Ranking of query results is one of the fundamental problems in information retrieval (IR), the scientific/engineering discipline behind search engines. Given a query q and a collection D of documents that match the query, the problem is to rank, that is, sort, the documents in D according to some criterion so that the "best" results appear early in the result list displayed to the user. Classically, ranking criteria are phrased in terms of relevance of documents with respect to an information need expressed in the query.
Ranking is often reduced to the computation of numeric scores on query/document pairs; a baseline score function for this purpose is the cosine similarity between tf–idf vectors representing the query and the document in a vector space model,BM25 scores, or probabilities in a probabilistic IR model. A ranking can then be computed by sorting documents by descending score. An alternative approach is to define a score function on pairs of documents d₁, d₂ that is positive if and only if d₁ is more relevant to the query than d₂ and using this information to sort.

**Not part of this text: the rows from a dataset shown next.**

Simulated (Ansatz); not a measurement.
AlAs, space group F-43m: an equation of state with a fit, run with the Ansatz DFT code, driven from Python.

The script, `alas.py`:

Ranking functions are evaluated by a variety of means; one of the simplest is determining the precision of the first k top-ranked results for some fixed k; for example, the proportion of the top 10 results that are relevant, on average over many queries.
Frequently, computation of ranking functions can be simplified by taking advantage of the observation that only the relative order of scores matters, not their absolute value; hence terms or factors that are independent of the document may be removed, and terms or factors that are independent of the query may be precomputed and stored with the document.